How do you make the impossible possible? You break it down!
I am a big believer in reverse engineering. Start with everything you want and work backwards. If what you want doesn’t scare you a bit, you won’t have the motivation you need to map your daily behavior towards a goal. We set goals in order to change. Goals are not more of the same, goals are different results which will require different action.
Setting a goal that requires change and induces a sense of fear or makes you straight scared can shut you down before you start. Change is hard, facing fear sucks, and being scared is not the ideal situation we hope for. How do we get the results we establish as a goal while dealing with the natural human reaction to big ideas? This is where breaking it down starts to make sense.
By reverse engineering a big goal into smaller goals, we start to establish all the pieces that equal our total vision. Say you want to produce a million dollars in sales over a year. That number is a big number. Break it into 12 months – $83,333.33 a month. Still a big number so we take that down to 4 week blocks – $20,833.33. Take that down to days – $2,739.73…. Take down to hrs and minutes if you have to.
When you break things down, the parts become easier to see yourself achieving.
I have a friend who needed 30 new clients in his business. He felt that it was an impossible task to achieve in the timeline he needed to keep his doors open. He had 60 days of operating capital at the level he was at. He fixated on his lack of success prior and the number 30. 30 may not seem like a lot to some but for him it was a monumentally huge number.
1st we established that going under was not what he wanted. Followed by acknowledging that major change was required to not go under. The focus had to shift from the negative perception of reality to a focus on the possibility and potential if change was to actually occur. Now we had to address the 30 new people.

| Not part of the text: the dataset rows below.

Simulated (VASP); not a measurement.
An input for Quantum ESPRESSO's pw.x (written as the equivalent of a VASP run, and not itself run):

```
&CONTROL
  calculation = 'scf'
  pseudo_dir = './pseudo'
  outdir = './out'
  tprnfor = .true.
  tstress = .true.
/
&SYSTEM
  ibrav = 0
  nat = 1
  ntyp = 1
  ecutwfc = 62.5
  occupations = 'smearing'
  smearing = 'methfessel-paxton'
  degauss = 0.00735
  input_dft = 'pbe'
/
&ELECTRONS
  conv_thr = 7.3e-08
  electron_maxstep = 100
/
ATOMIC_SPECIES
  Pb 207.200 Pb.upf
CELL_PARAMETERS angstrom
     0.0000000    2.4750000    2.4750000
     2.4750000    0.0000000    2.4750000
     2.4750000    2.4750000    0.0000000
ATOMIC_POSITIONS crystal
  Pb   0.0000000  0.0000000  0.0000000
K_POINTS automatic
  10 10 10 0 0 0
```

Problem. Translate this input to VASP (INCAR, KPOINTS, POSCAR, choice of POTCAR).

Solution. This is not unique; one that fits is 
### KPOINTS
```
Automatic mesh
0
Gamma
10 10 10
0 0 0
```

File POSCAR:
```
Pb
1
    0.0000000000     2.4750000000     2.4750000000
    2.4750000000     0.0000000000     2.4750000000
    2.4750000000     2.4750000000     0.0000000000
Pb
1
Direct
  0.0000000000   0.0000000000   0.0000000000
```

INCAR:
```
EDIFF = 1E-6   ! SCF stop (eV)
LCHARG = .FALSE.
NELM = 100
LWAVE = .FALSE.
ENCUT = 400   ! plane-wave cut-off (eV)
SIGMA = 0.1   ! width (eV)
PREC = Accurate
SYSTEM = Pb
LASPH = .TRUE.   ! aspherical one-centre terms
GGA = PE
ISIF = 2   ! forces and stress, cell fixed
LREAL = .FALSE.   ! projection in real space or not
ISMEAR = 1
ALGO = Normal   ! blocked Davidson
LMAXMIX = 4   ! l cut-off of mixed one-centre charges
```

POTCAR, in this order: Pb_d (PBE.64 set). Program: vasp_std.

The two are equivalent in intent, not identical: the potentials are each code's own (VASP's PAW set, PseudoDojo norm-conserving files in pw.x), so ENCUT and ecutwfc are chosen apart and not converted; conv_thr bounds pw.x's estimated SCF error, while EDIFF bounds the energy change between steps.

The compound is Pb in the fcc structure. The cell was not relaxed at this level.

I said forget the 60 days and focus on 30 days. 30 new clients in 30 days. We had 72 hrs to come up with a plan and 30 days to implement. That gave us 33 days to actually achieve the number. The breakdown is easy, 1 person a day for 30 days. We figured out how many interactions we needed to achieve 1 person a day. It was 10 handshakes, 20 calls, 9 social posts across 3 platforms, and a daily email to his email list.
The process of breaking things down, having a serious problem to solve with a real deadline, and lots of thought dumped into this resulted in over 30 new clients in 30 days, an overhaul of the business, and a much more engaged business owner. Not having an end in mind allowed for him to grow complacent. Now every action has to map towards the established end goal. This was truly trans formative.
Don’t wait to be in trouble before you start reverse engineering your success. Do it now so you get what you want out of your business.